Egypt’s inflation is expected to fall between 10 to 13 percent at the end of the current year, Finance Minister Amr el-Garhy said on Saturday on the sidelines of the third annual Arab Fiscal Forum in Dubai.
The forum is organised by the Arab Monetary Fund and the International Monetary Fund, in Dubai, in preparation for the annual World Government Summit, which will take place on Sunday, February 11th.
Egypt’s annual inflation rates dropped in January to their lowest levels since the country floated its currency in November 2016, official data showed earlier on Thursday.
The Egyptian pound lost half of its value and prices shot up after Egypt floated the currency in November 2016 to secure a $12 billion International Monetary Fund (IMF) deal to revive its economy.
Annual urban consumer price inflation eased to 17.1 percent in January from 21.9 percent in December while annual core inflation, which strips out volatile items, fell to 14.35 percent from 19.86 percent.
Inflation reached a record high in July of around 35 percent on the back of energy subsidy cuts but then gradually declined as inflationary pressure caused by Egypt floating its currency eased.

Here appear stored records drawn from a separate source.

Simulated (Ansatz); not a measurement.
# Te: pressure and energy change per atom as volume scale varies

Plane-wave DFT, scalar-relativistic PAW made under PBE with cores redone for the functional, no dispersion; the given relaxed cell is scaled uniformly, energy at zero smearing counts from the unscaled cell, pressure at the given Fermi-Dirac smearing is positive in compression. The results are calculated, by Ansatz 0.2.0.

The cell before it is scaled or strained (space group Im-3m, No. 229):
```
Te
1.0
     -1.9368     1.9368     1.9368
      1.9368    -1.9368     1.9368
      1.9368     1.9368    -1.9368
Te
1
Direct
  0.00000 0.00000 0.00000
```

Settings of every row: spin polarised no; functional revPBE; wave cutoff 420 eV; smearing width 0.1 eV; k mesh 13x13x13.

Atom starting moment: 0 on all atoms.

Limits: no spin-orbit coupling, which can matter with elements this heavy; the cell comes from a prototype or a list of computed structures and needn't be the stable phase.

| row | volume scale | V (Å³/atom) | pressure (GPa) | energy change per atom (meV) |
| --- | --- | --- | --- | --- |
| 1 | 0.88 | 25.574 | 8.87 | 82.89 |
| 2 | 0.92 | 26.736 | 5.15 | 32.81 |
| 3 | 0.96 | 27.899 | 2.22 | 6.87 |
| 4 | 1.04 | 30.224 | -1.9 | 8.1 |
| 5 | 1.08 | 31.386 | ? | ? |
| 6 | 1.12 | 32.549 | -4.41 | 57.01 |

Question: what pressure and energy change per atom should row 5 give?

The IMF said in a report last month it expected inflation to fall to 12 percent by June and to single digits by 2019. It warned against a premature rate cut and urged the CBE to remain vigilant.
Egypt’s central bank has raised key interest rates by 700 basis points since November 2016 in an attempt to ease soaring inflation.
Despite inflation easing, many Egyptians say they are still finding it hard to make ends meet.
Bringing down inflation is key for President Abdel Fattah al-Sisi who is running for a second term in a March election and is widely expected to win.